His lawyers had argued that he did not know what the gas was to be used for, and that he was under the mind control of group leader Shoko Asahara and could not refuse him.

He was convicted of murder in the Tokyo attack, and also for his involvement in another sarin attack in the central city of Matsumoto in 1994.

"We heard no words of remorse, no words of apology. This shows what Aum really is," said Shizue Takahashi, whose subway worker husband died in the Tokyo attack.

Reinvented

Former yoga teacher Shoko Asahara started the group in the mid-1980s, and later claimed to have reached enlightenment after a trip to India.

By the time of the Tokyo attack, the group was reputed to have thousands of members, including rich and powerful members of Japanese society.

But Asahara became obsessed with the idea that World War III was about to break out, and began ordering attacks on people he regarded as enemies.
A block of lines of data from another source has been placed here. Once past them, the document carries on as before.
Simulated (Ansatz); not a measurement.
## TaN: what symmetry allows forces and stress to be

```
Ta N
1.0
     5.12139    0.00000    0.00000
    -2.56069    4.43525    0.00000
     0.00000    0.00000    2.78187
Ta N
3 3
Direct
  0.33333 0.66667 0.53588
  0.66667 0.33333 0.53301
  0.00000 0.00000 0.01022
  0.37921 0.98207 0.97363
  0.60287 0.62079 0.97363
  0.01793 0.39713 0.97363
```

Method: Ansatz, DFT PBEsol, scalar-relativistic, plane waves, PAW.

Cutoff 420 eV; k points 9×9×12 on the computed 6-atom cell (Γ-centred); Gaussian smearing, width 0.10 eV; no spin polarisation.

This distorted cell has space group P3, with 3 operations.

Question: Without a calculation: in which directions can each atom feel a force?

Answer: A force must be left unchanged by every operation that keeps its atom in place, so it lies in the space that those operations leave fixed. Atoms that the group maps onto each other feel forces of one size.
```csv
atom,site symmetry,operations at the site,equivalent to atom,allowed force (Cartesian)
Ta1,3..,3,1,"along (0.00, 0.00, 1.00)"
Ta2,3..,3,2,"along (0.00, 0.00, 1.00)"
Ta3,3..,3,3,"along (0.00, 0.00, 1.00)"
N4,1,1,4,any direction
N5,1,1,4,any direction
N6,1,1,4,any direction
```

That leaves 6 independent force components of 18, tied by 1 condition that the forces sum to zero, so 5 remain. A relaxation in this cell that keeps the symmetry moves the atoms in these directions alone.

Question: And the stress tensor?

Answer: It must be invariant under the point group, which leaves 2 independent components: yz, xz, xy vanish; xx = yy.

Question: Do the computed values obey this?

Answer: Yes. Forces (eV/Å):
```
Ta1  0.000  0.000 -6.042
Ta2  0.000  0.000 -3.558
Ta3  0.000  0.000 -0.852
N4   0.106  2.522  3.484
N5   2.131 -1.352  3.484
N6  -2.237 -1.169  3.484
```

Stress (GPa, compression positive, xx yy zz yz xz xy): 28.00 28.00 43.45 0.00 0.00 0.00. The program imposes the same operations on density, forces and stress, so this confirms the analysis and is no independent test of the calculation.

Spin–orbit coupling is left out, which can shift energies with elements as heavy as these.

Some 189 Aum cultists have been put on trial over the various attacks carried out by the cult, and 13 sentenced to death, including Asahara. None of the sentences have been carried out.

Three members are still thought to be on the run.

Aum Shinrikyo reinvented itself as the Aleph group, which continues to operate as a spiritual group.

Aleph said in a statement that it was disappointed Endo had not spoken during his trial to give the victims' families a chance to understand what had happened.

The group has asked for a stay of execution for all the Aum cultists.